#19– December 02, 2019

Music for Winds

SKROWACZEWSKI STANISLAW

The magnificent “Music for Winds” by Stanislaw Skrowaczewski is our Composition of the Week. A rare gem, this four-movement work is certainly one of the greatest contributions to the Wind Ensemble literature of the last decade.

Written in 2001, and published in 2009, it has a duration of about of 21 minutes. The music is available on rental by Schott.

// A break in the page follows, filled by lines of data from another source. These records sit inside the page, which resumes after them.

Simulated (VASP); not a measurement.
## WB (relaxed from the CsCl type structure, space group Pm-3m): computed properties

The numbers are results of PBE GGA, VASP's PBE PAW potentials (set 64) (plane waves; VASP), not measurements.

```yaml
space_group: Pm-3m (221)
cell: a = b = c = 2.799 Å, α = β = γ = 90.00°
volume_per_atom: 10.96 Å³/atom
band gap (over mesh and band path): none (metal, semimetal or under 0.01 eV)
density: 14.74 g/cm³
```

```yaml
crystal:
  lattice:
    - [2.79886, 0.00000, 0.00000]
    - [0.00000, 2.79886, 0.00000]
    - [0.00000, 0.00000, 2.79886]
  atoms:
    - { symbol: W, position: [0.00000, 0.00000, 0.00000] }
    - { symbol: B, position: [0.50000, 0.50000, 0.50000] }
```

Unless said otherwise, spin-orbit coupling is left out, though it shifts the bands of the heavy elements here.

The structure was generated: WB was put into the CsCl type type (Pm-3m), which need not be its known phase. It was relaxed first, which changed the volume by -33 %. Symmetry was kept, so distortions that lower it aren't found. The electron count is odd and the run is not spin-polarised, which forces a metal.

Skrowaczewski himself tell us about his work:

“Music for Winds was commissioned by a consortium of nine orchestras in four countries (the United States, Germany, Austria, and Japan). The initiator of this project is Dr. Frederick Harris, director of the wind orchestra at MIT in Boston. He knew that I had long since wanted to write a kind of symphony or concerto for winds, or more precisely for symphonic winds, the wind instruments that appear in the symphonies of the nineteenth to twenty-first centuries, from Beethoven to Shostakovich and beyond. The repertoire for the instruments is rather scarce, compared to the great repertoire for strings. I added three saxophones, of which two are less common and less often played, soprano and baritone saxophone. They enrich the wind section by extending the possibilities of sound quality; and to that I brought in percussion, very gently along with piano, celesta, and harp”.

Stanislaw Skrowaczewski (1923 – 2017) was a Polish – American conductor and composer. Studied piano, violin, composition and conducting in the Academy of Music in Krakow, becoming very soon associate conductor of major orchestras in Poland, such us the Warsaw National Orchestra. Studies with Nadia Boulanger followed in 1956, as well as the first prize in the Santa Cecilia Competition for Conductors. George Szell invited him to conduct the Cleveland Orchestra in 1960, launching his outstanding international career. Two times nominee for the Pulitzer Prize for his compositions, he received the Commander Order of the White Eagle, the highest order conferred by the Polish government, as well as the Gold Medal of the Mahler-Bruckner Society among other distinctions.